On Thursday, 10 January 2013 at 07:32:27 UTC, Jonathan M Davis wrote:
Same thing. It's just a question of whether the local variable is a parameter or not. It's a local variable either way. And my previous point about the only time that we make shadowing an error being when you can't actually access the
variable being shadowed still stands.


If is this is the only usefulness of this feature, it's clearly useless. This problem is made up, so solving it is worthless (how often do this problem occurs in language whee it is allowed ? I can guarantee that this occurred to me way less than hitting the dmd error on shadowing).
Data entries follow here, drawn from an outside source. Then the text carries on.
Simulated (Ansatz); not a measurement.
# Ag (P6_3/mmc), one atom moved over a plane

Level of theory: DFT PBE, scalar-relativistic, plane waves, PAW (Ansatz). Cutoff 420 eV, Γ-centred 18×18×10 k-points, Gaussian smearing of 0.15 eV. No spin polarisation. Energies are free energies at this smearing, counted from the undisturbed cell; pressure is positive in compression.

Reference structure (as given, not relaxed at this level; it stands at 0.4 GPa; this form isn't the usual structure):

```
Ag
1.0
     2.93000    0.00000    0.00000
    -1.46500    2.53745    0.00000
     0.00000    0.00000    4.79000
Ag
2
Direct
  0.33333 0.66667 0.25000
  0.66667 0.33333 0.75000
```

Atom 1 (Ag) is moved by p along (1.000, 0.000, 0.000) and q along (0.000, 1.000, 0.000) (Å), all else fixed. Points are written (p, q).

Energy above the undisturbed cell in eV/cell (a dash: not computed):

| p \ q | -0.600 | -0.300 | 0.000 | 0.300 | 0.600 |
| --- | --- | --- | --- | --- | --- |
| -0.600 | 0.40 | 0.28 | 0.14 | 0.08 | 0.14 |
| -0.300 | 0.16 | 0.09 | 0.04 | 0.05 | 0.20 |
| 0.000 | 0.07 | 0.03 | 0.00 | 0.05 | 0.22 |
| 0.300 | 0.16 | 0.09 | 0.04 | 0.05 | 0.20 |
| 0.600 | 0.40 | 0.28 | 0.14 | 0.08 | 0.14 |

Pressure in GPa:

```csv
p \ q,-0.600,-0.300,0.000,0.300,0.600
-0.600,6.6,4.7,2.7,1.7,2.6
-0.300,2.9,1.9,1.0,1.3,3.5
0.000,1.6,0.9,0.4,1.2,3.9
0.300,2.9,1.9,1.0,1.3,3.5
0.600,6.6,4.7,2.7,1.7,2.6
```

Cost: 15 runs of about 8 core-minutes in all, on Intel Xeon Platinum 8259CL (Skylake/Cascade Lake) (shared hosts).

I can understand being frustrated by ending up using the wrong variable due to shadowing, but there are legitimate cases where making such shadowing a warning or error would be _very_ annoying, and there's no technical reason why the shadowing is a problem. At worst, it's error-prone. But aside from POD types where the variables are public, the normal thing to do is to name private member variables slightly differently from other variables (e.g. prepending with _), which completely eliminates the problem. I would _much_ rather put up with the occasional problem with the shadowing than have the
compiler complain about my variable names.


I understand what you say here, but is seems to me that this is backward rationalization.

I can assure you that is problem is way more common than the one you mention above, and so, if a language limitation is required for the other one, it is required for that one. Or none is required.

Consider also that this is yet another inconsistency, which is a bad thing in itself.